I think we should be more wary of concluding that the "culture wars" are now being outstripped by reality; rather, I think there's considerable reason to believe that underlying aspects of the "gap" between America's "two cultures" can go some way to explaining this seeming reversal. In particular, we should be suspicious particularly of the gap between how the highly educated are living and what they are saying, and the particularly pernicious effect of the latter on the deteriorating status of the "moderately middle educated."

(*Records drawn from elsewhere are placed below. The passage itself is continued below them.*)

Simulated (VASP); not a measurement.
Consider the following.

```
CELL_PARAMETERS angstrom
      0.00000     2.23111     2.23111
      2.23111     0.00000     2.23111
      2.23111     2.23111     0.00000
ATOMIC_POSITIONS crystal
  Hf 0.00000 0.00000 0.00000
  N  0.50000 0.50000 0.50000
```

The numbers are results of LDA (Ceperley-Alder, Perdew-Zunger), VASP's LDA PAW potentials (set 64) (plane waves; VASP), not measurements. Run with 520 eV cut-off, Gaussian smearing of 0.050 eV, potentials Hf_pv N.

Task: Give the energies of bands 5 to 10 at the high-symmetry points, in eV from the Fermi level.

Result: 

First, I think there is good reason to think that the "highly educated" have come to support marriage because of growing evidence that marriage is a net benefit for one's economic bottom line. Driven by success-at-all-costs mentality, the highly educated have proven to be highly flexible in their beliefs, so long as those beliefs contribute to their earning potential. Yet, it goes a step too far to suggest that they live like "Ozzie and Harriet," given that their marriages take place usually after a relatively long period of enjoying a succession of multiple partners (famously described by Tom Wolfe in his essay "Hooking Up" and his novel I am Charlotte Simmons. I just finished teaching the novel to a group of Georgetown freshmen, and their general consensus was that the novel was pretty accurate, and that it was no big deal). What might be a growing commitment to marriage among a segment of the college-educated class is generally not accompanied by a commitment to the idea of sexual self-control and the felt-need for a broader culture that would support such a commitment; rather, it could be argued that marriage is the conclusion of a long period of serial partnerships and sexual experimentation that colors more broadly the view of the highly-educated. If marriage is good for one's bottom line, better to put it off until one has tasted the hedonistic pleasures of Babylon before settling down in Greenwich. Yet, both decisions are born of a hedonistic calculus - first the benefits of guilt-free sexual experimentation, and then the pleasures of guilt-free Wall Street bonus checks.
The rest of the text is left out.